How to negotiate durable agreements. People can want to change but may be committed to things that keep that change from happening. This is because interests are context dependent.
- Look at the following literatures: miswanting literature – we don’t really know what we always want, altruistic negotiation literature – somebody has to bite the bullet eventually, how do we “negotiation for the future,” sunken costs – hard to rejigger the calculus after high sunken costs.
- Teamwork b/w insiders and outsiders can help bring these commitment issues to the fore – insiders might be able to identify them with the help of outsiders..
- Generational justice is a term that is used to describe similar processes.
- Commitment lies upon a continuum – everything written is carved in stone to this is what we have today and if we have to change things we will.
- Hand tying and pre-commitments, isn’t this a strategic matter. The psychological literature on counterfactuals will help on this point.
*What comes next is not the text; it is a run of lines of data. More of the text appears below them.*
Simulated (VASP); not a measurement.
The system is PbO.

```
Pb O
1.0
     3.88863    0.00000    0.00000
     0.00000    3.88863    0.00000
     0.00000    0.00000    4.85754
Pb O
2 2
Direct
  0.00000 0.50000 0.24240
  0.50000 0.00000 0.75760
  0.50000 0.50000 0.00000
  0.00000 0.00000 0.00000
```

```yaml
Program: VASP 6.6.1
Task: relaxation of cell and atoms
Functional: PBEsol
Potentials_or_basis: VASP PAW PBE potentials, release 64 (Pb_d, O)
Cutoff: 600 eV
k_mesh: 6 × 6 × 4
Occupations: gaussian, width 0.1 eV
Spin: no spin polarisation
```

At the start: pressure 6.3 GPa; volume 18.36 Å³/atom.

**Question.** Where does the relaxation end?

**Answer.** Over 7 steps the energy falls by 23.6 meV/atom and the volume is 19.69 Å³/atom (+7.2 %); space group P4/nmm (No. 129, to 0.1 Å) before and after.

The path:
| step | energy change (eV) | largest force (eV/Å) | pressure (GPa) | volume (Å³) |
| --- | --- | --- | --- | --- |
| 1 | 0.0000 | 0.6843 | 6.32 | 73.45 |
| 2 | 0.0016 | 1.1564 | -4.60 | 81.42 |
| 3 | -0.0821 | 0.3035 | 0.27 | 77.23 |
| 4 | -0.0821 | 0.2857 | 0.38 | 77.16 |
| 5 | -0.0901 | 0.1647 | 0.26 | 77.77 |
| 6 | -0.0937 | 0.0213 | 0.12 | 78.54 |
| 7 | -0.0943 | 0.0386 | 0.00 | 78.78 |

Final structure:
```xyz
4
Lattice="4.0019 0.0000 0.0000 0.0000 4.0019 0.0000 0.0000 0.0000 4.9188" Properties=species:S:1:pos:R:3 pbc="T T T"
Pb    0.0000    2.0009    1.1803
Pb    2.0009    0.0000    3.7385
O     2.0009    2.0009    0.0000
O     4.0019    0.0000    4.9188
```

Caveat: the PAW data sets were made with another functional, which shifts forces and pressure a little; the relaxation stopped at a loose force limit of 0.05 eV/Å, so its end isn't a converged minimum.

- What about the timing of past and future commitments – where do we begin? It maybe helpful to offer something concrete where we begin – T1, T 2 or T minus 1
- Think about the status quo bias and/or endowment effects – they have to relate to past commitments
- Temporal construal – what you are thinking about now versus what you were thinking about then. It’s a question of abstract thinking versus specific tasks related to the action.
- There’s some great literature in strategic planning that could be helpful.